Today's guest post comes from Sean de Wolski, one of Loren's fellow Application Engineers. You might recognize him from MATLAB answers and the pick of the week blog!

This blog post is going to focus on subtle differences in approaches to running commands on all Parallel Computing Toolbox workers.



The Parallel Computing Toolbox allows you to open headless MATLAB workers that you can then distribute work to in order to speed up your code or offload it from the main MATLAB session. Oftentimes, there is some initial setup that you will want to run on each of the workers in order to prepare them to run. Some examples include: loading libraries, changing the path, or opening a Simulink model. There are three different approaches to this each with their own characteristics.

This has long been a source of confusion for me, so I finally researched it to figure out when to use each. Let's walk through the use cases for each one.


pctRunOnAll will run synchronously, can run one command at a time, and cannot have outputs returned. It runs the command on all of the workers and the client.

pctRunOnAll should be used for any type of setup where no output is expected and none of the workers are busy. If one worker is busy, control will not be returned until it has run on every worker so this could take a while waiting for the non-idle worker to finish.

Since it runs on all of the workers and the client, I like to use it when loading a Simulink model because I can then visually make sure the correct model opened on the client machine.

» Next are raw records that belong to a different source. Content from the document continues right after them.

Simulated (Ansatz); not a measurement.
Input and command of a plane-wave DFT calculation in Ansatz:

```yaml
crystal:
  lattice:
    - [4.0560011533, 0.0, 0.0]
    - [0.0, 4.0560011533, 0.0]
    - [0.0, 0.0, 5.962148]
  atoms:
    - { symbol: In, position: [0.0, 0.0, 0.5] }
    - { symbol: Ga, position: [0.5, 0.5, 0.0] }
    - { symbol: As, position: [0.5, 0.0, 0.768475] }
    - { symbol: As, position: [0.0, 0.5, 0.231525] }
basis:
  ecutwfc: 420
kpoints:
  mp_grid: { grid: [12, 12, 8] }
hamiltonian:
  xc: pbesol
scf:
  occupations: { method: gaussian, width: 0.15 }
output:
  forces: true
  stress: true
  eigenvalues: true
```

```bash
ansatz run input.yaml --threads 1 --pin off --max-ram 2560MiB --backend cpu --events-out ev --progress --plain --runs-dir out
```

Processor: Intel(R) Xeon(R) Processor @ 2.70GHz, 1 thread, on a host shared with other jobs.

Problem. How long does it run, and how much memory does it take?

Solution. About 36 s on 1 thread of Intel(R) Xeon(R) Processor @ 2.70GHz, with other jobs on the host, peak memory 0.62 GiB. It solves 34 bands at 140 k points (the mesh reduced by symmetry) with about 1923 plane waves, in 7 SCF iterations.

It uses command syntax so everything has to be defined as a string. For example:

pctRunOnAll load('Data.mat')

This can make it harder to parameterize inputs, i.e., you'll need to use sprintf and friends, so if there will be a lot of changes to the command being run it might pay to look at spmd. However, it is nice for a quick one-off command line based operations. Here's an example of how you would provide the MAT-file name in the above example:

file = 'Data.mat';

pctRunOnAll will also not automatically start the parallel pool if one is not open. It will instead return an error. The other two approaches will spool up the parallel pool if you are using the default preference "Automatically create a parallel pool when certain language features detected".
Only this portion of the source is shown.